Wednesday, June 18, 2008



Climate change: doing the numbers

Yesterday, United Future announced that they would not support the ETS as it imposed too high a cost on business and households. Today, for exactly the opposite reason, the Maori Party joined them. The upshot is that now the government has only one option to pass the bill: cobble together an unlikely alliance of the Greens and NZ First.

This is going to be very difficult. While NZ First will support the bill as it stands, provided the government throws in a little something to help people cope with higher power prices, the Greens want serious concessions to improve the environmental credibility of the scheme. The problem will be finding something that NZ First won't veto. As for their two key demands, the government won't want to give them a more progressive introduction of liquid fossil fuels (which is a mistake; gradual introduction will prevent exactly the sort of shocks people are worried about), while I suspect NZ First would veto early introduction for fertilisers. So what do they have to bargain with? While the Greens should be asking for a lowered CP1 cap, or a commitment to a steep downward path for the cap once the scheme is fully implemented, the blunt fact is that Labour is in no position to make such promises, as it cannot keep them. OTOH, locking in the latter in legislation now would at least require a future government to actively change it, which would need time and political support, while resulting in significant adverse publicity and possible threats to trade. And it would be exactly the sort of symbolic victory the Greens would need to justify backing the scheme to their supporters.
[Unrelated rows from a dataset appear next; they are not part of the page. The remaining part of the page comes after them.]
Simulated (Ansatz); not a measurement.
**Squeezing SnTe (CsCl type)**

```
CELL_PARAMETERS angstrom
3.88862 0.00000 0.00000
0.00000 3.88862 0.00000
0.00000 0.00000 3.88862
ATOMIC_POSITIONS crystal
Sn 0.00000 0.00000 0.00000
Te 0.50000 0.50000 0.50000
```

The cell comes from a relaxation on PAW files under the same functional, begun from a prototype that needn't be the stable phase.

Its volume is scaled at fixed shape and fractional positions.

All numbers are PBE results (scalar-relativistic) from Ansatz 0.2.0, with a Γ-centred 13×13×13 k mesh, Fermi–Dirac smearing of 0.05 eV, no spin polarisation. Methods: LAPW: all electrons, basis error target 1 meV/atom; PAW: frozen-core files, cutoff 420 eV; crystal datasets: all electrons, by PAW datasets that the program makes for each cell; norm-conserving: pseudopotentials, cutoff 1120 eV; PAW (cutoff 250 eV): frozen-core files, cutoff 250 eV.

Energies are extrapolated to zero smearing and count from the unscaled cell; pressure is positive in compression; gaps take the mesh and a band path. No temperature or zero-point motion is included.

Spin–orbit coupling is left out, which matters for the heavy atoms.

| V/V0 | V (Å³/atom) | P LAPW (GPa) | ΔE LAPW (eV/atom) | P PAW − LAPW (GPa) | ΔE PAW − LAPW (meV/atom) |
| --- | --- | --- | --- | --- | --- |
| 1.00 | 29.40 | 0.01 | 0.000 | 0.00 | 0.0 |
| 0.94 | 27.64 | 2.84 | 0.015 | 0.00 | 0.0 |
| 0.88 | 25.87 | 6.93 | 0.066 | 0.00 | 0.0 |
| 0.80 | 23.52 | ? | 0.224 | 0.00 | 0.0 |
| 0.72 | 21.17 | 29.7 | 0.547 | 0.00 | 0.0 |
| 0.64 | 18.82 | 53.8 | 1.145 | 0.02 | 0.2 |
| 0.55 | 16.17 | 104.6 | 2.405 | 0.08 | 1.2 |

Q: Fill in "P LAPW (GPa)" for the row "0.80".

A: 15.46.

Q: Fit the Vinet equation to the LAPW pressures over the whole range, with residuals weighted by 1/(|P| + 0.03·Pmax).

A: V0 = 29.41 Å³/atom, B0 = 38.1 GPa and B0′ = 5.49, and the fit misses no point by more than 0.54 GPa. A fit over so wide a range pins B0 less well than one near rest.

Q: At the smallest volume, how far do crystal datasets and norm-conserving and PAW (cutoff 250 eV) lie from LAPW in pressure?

And that said, I think the Greens should grit their teeth, play the long game, and support it anyway. Yes, its unfair, rewards polluters, and makes the rest of us subsidise "self-reliant" farmers who still have their heads in the sand, but even in the worst case the long-term environmental benefits outweigh that, while it opens significant possibilities for reductions. And that's what I expect the Greens to vote for - not for short-term rage (as much as I share it), but for the long-term benefit of the planet.